“Data-Driven Thinking” is written by members of the media community and contains fresh ideas on the digital revolution in media.
Today’s column is written by Nick Illobre, director of enterprise media solutions at Merkle.
As we think about the evolution of programmatic media buying, we can all reminisce about having to explain what “programmatic” was to our colleagues in the industry.
For those not yet familiar with the world of demand-side platforms, supply-side platforms, automated guaranteed or the hundreds of potential vendors that needed the LUMAscape to explain what their company did, it was certainly a brave new world.
I was deeply pleased when Bob Lord, then president of AOL, explained programmatic this way in 2013: “It’s automating the mundane activities of matching audiences to inventory.” However, this explanation leans on the side of programmatic being purely about technology, not the application of the technology to advertising.
While this was a bold statement at the time, it did not address the difference between “pulling the levers” and figuring out how to build something new and unique using all these new platforms and technologies. Therefore, all definitions of programmatic must include not only the technology layer, but the service and application of these tools to create solutions.
Why do we need to include this solution layer to the definition? Think of your go-to Excel expert who taught you all of its tricks. You learned that mastery of Excel is more than keyboard shortcuts to get work done faster; it is also knowing which formula to use, and when, why and how to construct models with dependencies, variables and logic. This is the service layer that is inherent to the use of any technology – it simply cannot exist in a vacuum.

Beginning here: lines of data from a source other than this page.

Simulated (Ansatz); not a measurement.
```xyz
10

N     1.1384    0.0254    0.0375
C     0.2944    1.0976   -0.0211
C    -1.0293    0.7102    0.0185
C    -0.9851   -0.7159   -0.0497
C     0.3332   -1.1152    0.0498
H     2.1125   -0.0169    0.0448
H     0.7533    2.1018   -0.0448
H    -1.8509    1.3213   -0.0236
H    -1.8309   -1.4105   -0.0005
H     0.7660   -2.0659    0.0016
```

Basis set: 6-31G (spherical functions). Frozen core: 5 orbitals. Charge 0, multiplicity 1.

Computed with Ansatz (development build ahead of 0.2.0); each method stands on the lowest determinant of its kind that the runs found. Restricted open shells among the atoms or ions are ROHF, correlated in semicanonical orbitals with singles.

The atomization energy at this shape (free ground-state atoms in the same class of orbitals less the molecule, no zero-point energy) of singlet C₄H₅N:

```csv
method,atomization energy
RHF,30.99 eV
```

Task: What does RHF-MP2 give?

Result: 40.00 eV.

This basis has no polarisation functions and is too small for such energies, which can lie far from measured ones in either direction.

This concept is exceptionally important for advertisers, publishers and agencies because organizational maturity is tied to both execution through technology and the development of solutions to solve business problems. We must all evolve our thinking if we hope to keep up with the rapidly changing technology that is powering the industry.
Many brands in this industry are built upon the backbone of real-time bidding alone. These organizations are confronted with a number of trends that challenge their progress, such as the “race to the bottom” in CPMs; digital programs that use outdated attribution methodologies; and a movement toward making premium inventory available to all advertisers.
While publishers have ramped up their sales teams to break down barriers between traditional and programmatic media, marketers and agencies are faced with the new frontier, one in which programmatic is just a part of how we all work and do business.
We are already starting to see the evolution occur in the holding company world: Publicis, for example, is working toward making programmatic second nature to all media buying and planning. Meanwhile, WPP is rolling out programmatic education to its teams.
While these educational efforts are directionally correct, advertisers must ask whether they will lead to wholesale transformation toward a technology-driven, solution-focused environment – or if the result will be an understanding of programmatic that is out of date even before it’s delivered.
This is a risk for advertisers and agencies because programmatic is more than a litany of acronyms and platform logins. We must learn how to run and use our new tool sets as part of all media planning and buying. The fundamentals of marketing are more important now than ever before: identifying and reaching audiences, proving the value that digital brings and devising great creative that is relevant and impactful to consumers, just to name a few.
As CMOs grapple with how to reach their desired audiences with fragmented media consumption, the role of the programmatic solution architect – the person who figures out how to apply the technology to reach a business objective – will grow to become a central aspect of strategy for all players.
In an industry that is in its mid-20s, digital advertising as a whole is going through its quarter-life crisis. Our programmatic coming-of-age phase is coming to an end. We are confronted with a new set of challenges on our path to achieving the vision of “right message, right person, right price and right experience.”
Whether advertisers and publishers decide to keep the capability in-house or look outside their organizations for expertise, it’s time to accept that all programmatic frameworks must look beyond simple execution. We must seek the solution architects that will blend together their understanding of audience, data, media and technology to create the next generation of programs that add value to advertisers, publishers and consumers.